A shameful week in city politics

For weeks Barkat and his team had been peddling to us, his coalition partners, the idea of a strike as the only means of advancing negotiations with the Finance Ministry for the 2017 capital city grant.

A MAN walks past a heap of garbage outside Jerusalem’s Mahaneh Yehuda Market during the three-day municipal strike that began on January 29. (photo credit: MARC ISRAEL SELLEM)
A MAN walks past a heap of garbage outside Jerusalem’s Mahaneh Yehuda Market during the three-day municipal strike that began on January 29.
(photo credit: MARC ISRAEL SELLEM)
Tuesday morning at 6 a.m. I awoke to a phone call from one of my political colleagues, in shock and disbelief because Jerusalem Mayor Nir Barkat had gone against a court order and was using an obscure legal loophole to put the city’s preschools on strike, essentially punishing tens of thousands of parents in the city.
This was the moment my party, Yerushalmim, and I decided the mayor had gone too far and resigned from his coalition.
For weeks Barkat and his team had been peddling to us, his coalition partners, the idea of a strike as the only means of advancing negotiations with the Finance Ministry for the 2017 capital city grant. Our gut was telling us that he was orchestrating this “only option” scenario a little too keenly and a little too quickly.
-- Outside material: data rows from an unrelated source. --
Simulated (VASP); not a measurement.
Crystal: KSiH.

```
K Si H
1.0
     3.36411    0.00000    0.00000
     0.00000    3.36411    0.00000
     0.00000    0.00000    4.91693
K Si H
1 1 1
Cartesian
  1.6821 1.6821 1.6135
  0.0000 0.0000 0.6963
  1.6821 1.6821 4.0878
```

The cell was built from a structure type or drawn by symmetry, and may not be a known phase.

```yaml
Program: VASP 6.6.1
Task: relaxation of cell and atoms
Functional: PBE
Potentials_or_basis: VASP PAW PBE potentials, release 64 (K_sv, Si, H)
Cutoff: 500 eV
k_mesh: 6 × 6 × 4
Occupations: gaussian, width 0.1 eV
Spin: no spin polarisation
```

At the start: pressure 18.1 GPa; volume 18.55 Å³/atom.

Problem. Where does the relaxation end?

A few days later we knew matters had intensified when Barkat brought in the notorious head of the Workers Union, Dany Bonfil, a convicted felon former mayor Ehud Olmert of all people had worked tirelessly to get rid of as he had allegedly been known to terrorize city workers to get favors for his friends and hold the city hostage on many occasions with illegitimate strikes. Barkat had given him a new lease on life a few years back by actively weakening his competition, thus paving the way for him to breeze back into Safra Square. So Bonfil owed him one.
In the meetings that were held in the build-up to this nonsensical strike Barkat sat next to Bonfil, looking somehow smaller than him, with body language that said that this man wasn’t a natural partner for him but perhaps useful for now. We witnessed council members mumbling words of despair and Bonfil shouting them down; he was now in charge. At that moment I remember thinking to myself that Barkat had sold his soul to the devil and even felt a little sorry for him and his blinded judgment.
The ultra-Orthodox didn’t say much – they didn’t have to because they know all too well Barkat can’t and won’t mess with their kids. They never take part in strikes – their rabbis tell them it’s a Torah transgression to stop Torah studies – and every year they somehow find a way to get out of the painful and tedious task of securing the budgets they later enjoy.
The rest, as they say, is a steaming pile of municipal history: garbage- filled streets and in some areas garbage deliberately spread by union members on train tracks to stop the trains. Even more painful, parents stuck at home having to cancel their work at the last minute or calling on grandparents to help, an overall disruption of their already harsh routine.
And for what? As I write these lines Barkat has still achieved nothing. A call from the prime minister last Tuesday evening threw him a ladder to climb down from the tree he’d climbed up, and he put the strike on hold. On Sunday, minsters reacted angrily to his oversimplified pitch for extra funds and immature tactics to secure resources that he could have secured by presenting crystallized programs rather than slogans and threats. Barkat’s reaction was to blame the Parents Union, that was reluctantly dragged into the mess, and of course Bonfil. He used them as he used all of us.
And where were the rest of the city council members? Barkat’s own party mainly disappeared or simply repeated his tired and empty mantras that nobody was buying, and the rest of the council, the people that in coalition meetings initially stood with us regarding keeping children and parents out of the struggle, went on a groveling tour to distance themselves from the stench of the strike.
My party and I took a stand against using ordinary people as political pawns and of that I am extremely proud. What is sad is that we have learned to expect so little from our politicians that when some of them actually act out of principle we find it hard to take it at face value.
Jerusalem now more than ever needs a strong, determined opposition and we are looking forward to working for the residents of the city and not for a mayor who has lost his way.